In the name of God, most Gracious, most Compassionate

In the name of God, most Gracious, most Compassionate
Al-Quran (30:30)

So direct your face toward the religion, inclining to truth. [Adhere to] the fitrah of Allah upon which He has created [all] people. No change should there be in the creation of Allah. That is the correct religion, but most of the people do not know.

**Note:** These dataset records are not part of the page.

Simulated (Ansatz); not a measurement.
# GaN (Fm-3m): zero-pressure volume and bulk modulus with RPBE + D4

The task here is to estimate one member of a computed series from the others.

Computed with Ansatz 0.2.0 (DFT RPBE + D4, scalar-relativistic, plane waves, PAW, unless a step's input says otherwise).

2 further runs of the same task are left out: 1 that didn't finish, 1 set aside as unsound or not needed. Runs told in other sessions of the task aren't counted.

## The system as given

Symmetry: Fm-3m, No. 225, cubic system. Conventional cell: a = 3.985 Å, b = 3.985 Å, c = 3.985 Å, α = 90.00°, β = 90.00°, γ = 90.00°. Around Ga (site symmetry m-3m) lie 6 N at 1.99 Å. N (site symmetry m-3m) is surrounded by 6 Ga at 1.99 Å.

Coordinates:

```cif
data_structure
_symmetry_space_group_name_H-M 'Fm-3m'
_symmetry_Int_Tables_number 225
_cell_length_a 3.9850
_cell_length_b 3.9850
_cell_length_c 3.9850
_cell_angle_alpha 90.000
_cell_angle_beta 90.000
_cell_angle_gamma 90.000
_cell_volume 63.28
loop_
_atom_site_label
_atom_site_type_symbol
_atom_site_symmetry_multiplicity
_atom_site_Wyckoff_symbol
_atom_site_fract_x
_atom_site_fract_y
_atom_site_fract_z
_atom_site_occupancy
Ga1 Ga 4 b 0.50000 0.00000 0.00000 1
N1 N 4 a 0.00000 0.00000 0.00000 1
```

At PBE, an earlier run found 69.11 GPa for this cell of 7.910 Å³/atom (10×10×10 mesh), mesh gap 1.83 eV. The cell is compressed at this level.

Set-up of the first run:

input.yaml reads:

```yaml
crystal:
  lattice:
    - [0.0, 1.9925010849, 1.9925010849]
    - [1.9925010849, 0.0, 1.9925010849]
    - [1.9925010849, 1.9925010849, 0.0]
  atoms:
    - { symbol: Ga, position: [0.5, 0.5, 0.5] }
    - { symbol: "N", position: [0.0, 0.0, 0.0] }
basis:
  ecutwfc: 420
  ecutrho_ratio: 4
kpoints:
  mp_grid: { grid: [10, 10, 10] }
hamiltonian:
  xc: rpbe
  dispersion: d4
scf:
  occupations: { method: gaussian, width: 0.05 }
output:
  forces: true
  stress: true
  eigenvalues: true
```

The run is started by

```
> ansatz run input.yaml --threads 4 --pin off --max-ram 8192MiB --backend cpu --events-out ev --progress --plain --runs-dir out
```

فَأَقِمْ وَجْهَكَ لِلدِّينِ حَنِيفًا فِطْرَةَ اللَّهِ الَّتِي فَطَرَ النَّاسَ عَلَيْهَا لَا تَبْدِيلَ لِخَلْقِ اللَّهِ ذَلِكَ الدِّينُ الْقَيِّمُ وَلَكِنَّ أَكْثَرَ النَّاسِ لَا يَعْلَمُونَ
[Al-Imran 3:8] "[Who say], "Our Lord, let not our hearts deviate after You have guided us and grant us from Yourself mercy. Indeed, You are the Bestower."


Sunday, December 4, 2011

My brother in my dream


I don’t ever try to interpret my dreams. My dreams are somehow discernible. They largely are made up of my thoughts and issues that at the moment are of high importance. Therefore they are very predictable. If I went shopping with my mother I will dream about it. If I went running I will dream about it. If I had a thought about how I think my professor is a jerk I will dream about it. Regardless, its important to note that good dreams are from Allah so we should not think they are insignificant.

This past week, I dreamed that my brother was Muslim. I had planned to write about it sooner and now the memory of my dream is too vague. uggh :(  All I remember was that it beautiful and that my brother was really serious about his fajr prayers! MASHA'ALLAH In my dream, he had called his wife at home to check up if she had prayed fajr. Although I was dreaming, I was shocked at his conviction. More shocking was that his wife had followed him into Islam.

Realistically, they are the least people I would expect to embrace Islam ( I feel horrible I feel this way). Once at a family gathering a male cousin of mine inquired me about "my religion", islam. He wanted me to tell him a bit about it. He felt convinced that it is the religion that should be followed as that is what he conveyed to me. Not sure if he was joking. What was more unbelievable was that he asked me if I had told my brother about Islam. He surprised that more people did not know about this and commented that our parents are too old and ignorant to comprehend so he was sure that if my brother accepted Islam my family would follow after him as he perceived him to be a leader. I was very perplexed by my cousin’s response and up to date still am. I was in odds with my cousin as I did not agree that my brother was a leader and I even expressed to him that I don’t believe anyone in my family would ever embrace Islam.

I make lots of dua for my family to embrace Islam but apparently my dream and my actions reveal they are being done in vain. I don’t know if I am totally hopeless. All I know is that I can envision nothing in this regard any time soon. I really hope its not because I have not tawakkul(trust in Allah). I don’t know I guess I have to continue working on my heart.